Sunday, April 3, 2011

The Complaint Department -- Take a number!

Psalm 64 (New International Version, ©2011)    

 1 Hear me, my God, as I voice my complaint; 
   protect my life from the threat of the enemy.
 2 Hide me from the conspiracy of the wicked,
   from the plots of evildoers.
3 They sharpen their tongues like swords
   and aim cruel words like deadly arrows.
4 They shoot from ambush at the innocent;
   they shoot suddenly, without fear.

Do you ever feel like you are the "Complaint Department"? I am in a job that gets a few complaints now and then. I get complaints from Parents not happy with Coaches, Players not happy with playing time, Coaches not happy with Players, Coaches not happy with Parents, and Coaches not happy with other Coaches. I think you get the point! It can be draining at times. Sometimes I think people just need to vent. I'm ok with that. If I can provide that opportunity and it makes them feel better, I guess it's worth it. Every once in a while I have someone stop by my office and thank me, or tell me I'm doing a good job. Not that I need this to survive, but it is pretty nice and makes me feel like it's worth it.

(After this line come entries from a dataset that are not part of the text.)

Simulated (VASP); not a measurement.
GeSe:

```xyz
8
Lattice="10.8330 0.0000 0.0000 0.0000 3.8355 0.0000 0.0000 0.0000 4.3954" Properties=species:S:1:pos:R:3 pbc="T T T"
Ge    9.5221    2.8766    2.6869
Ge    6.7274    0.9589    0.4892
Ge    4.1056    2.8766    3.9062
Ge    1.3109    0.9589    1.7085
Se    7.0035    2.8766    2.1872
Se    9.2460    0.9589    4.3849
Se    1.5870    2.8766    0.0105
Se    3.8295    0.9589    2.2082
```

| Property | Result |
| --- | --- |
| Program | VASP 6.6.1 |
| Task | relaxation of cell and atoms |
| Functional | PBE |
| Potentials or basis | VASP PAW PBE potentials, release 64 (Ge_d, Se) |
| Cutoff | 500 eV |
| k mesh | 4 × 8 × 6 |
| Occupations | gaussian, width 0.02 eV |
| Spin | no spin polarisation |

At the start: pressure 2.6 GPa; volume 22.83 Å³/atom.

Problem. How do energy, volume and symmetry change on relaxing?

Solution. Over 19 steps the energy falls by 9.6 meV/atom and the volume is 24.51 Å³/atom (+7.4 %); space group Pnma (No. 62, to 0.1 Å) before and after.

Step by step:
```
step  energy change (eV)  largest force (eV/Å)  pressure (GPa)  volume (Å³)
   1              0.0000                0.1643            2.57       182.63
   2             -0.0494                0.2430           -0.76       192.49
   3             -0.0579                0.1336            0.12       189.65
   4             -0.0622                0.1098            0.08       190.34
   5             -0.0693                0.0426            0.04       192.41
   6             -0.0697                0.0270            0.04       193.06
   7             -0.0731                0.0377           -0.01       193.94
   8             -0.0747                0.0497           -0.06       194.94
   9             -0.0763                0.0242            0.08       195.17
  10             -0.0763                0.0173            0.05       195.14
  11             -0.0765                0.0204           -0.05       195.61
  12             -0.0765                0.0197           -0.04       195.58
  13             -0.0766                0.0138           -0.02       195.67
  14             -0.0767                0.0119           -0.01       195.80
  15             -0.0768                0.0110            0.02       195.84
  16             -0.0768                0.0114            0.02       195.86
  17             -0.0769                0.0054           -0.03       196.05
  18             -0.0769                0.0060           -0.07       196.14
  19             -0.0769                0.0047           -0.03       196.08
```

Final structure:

Do you think God feels like the complaint department? If it's dependent upon me, I can imagine he does. At the very least I usually have a long list of things I want God to change. I don't hesitate to give him advice. I also have been critical, at times, of his PLAN. I don't think I'm the only one who does this.

How often do I just spend time praising him?  How often do I just thank him for the blessings and his wonderful plan. How often do I just listen?  I am ashamed to say, I rarely do this. So, tonight, when I spend my time with God, I will praise him, thank him, and worship him. I won't quote a laundry list of wants or complaints, or advice. I will just spend time with him. He deserves all my praise!